9/19/07

Intel's shows its iPhone clone

After famously winning Apple's computer business, Intel appears to have its sights set on providing the powerplant for the iPhone and its descendants.
During this morning's session on mobile Internet devices, Intel's senior veep for ultra mobility Anand Chandrasekher produced a prototype device which looked like a stretch limo version of the iPhone which he spruiked as "mostly all screen, you can read it very nicely; it's very slim, very thin."
"I love the iPhone" admitted Chandrasekher. "Apple is a bastion of innovation in their own right, and we are an innovator in our own right. Hopefully sometime in the future our paths may meet".
The slim silver non-iPhone was based on the Moorestown platform, which is the successor to the Menlow UMPC platform (built around the Silverthorne CPU) due in mid-2008. While Chandrasekher played coy with specific details on Moorestown, he said the goal was a 10x reduction in power usage by the time the system shipped in 2009-2010. A slide on Moorestown indicated it would be a ‘system on a chip' which included a 45nm core, graphics and memory controller on a single die - all of which would meet his promise that Moorestown would halve the size and power consumption of mobile Internet devices.
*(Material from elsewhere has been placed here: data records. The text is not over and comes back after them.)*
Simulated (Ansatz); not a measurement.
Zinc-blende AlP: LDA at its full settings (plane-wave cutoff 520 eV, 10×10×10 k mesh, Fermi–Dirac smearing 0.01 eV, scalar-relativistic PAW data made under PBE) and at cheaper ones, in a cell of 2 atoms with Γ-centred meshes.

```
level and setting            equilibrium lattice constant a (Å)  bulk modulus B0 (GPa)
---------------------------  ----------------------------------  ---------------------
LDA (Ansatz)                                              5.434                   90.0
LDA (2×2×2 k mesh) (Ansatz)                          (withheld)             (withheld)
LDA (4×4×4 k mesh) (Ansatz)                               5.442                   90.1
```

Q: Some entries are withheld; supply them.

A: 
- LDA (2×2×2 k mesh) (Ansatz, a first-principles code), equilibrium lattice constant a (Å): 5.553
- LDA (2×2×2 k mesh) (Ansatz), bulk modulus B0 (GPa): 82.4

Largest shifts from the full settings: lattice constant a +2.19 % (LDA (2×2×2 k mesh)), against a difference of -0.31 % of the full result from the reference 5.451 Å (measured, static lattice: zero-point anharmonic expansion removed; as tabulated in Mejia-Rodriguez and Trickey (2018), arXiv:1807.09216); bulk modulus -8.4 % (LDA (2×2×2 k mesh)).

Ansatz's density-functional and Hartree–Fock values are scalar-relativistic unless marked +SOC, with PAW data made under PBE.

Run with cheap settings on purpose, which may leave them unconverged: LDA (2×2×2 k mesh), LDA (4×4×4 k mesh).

Multicore is also part of the MID's future, says Chandrasekher. "The Internet is not going any less complex" he said, harking back to Intel's mantra of the Internet - and especially social networking, which he claimed is responsible for 25% of traffic on the Internet today - being the driver for ultra-mobile devices.

"The Internet is only getting more complex, more dynamic. And as it moves to a handheld environment it will demand more performance. We're not short on performance today, we are actually delivering what is needed over the next several years. It's a matter of balancing power, cost and performance. When all of those hit the sweet zone, of course we'll offer multi-core."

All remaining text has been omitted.